Page MenuHomePhabricator

Lucene should appropriately highlight text in quotes
Closed, ResolvedPublic

Description

Example URL: http://en.wikipedia.org/w/index.php?title=Special%3ASearch&search=%22peace+be+upon+him%22&ns0=1&fulltext=Search

Ideally, information inside quotes would be interpreted as a single unit, similar to the behavior of Google and many other search engines.


Version: unspecified
Severity: minor

Details

Reference
bz15573

Event Timeline

bzimport raised the priority of this task from to Medium.Nov 21 2014, 10:19 PM
bzimport set Reference to bz15573.
bzimport added a subscriber: Unknown Object (MLST).

Upon discussion with rainman-sr, it would seem that the results are accurate, but the highlighting is intentionally handicapped for performance reasons.

I've adjusted the bug summary accordingly (under the assumption that this isn't a duplicate bug).
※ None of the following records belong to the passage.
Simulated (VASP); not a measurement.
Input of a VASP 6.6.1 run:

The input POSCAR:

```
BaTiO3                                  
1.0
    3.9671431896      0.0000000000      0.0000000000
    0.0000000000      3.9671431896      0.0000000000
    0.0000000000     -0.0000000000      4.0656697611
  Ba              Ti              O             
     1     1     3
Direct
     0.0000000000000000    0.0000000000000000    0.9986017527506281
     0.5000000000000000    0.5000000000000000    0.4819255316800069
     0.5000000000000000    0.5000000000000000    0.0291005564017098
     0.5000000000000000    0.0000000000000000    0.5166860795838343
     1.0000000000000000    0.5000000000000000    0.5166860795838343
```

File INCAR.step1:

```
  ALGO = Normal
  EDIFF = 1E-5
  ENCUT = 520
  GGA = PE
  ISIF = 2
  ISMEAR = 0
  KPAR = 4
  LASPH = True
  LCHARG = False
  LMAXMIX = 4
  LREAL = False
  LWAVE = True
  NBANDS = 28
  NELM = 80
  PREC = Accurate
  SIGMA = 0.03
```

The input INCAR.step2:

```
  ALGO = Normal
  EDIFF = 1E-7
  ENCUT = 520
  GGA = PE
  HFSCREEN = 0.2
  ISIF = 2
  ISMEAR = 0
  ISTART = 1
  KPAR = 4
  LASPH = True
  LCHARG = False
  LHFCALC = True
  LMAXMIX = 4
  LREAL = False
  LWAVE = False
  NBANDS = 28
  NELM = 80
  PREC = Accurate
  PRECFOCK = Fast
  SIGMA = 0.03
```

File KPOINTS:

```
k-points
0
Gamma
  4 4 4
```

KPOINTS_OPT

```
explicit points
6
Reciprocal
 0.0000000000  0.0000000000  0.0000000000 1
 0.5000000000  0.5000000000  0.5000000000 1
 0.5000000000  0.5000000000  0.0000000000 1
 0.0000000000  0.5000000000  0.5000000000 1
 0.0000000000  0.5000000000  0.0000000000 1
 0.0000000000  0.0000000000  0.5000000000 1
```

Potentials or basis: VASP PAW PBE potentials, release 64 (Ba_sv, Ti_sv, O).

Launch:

We can't keep trying to actively encourage people to use the internal MW search if we're going to handicap things like proper highlighting. The results become entirely context-less and almost entirely useless.

Basic search result highlighting is done by building a regular expression from the search terms which _more or less_ matches what the search engine will do.

The MySQL search engine class was fixed some time ago to handle quoted phrases as a single chunk, but the Lucene extension (MWSearch) wasn't checking for quotes in its parsing. I've ripped the parsing code from SearchMySQL and copied it to MWSearch to handle this better for now.

It would probably be good to do this with some common code to avoid the duplication (though in SearchMySQL this is combined with the actual generation of the MySQL boolean search query, making it a bit more complicated). Might also be good to handle a wider range of whitespace, etc.

It's still not perfect, but it now handles these common cases pretty much as expected.

[Merging "MediaWiki extensions/Lucene Search" into "Wikimedia/lucene-search2", see bug 46542. You can filter bugmail for: search-component-merge-20130326 ]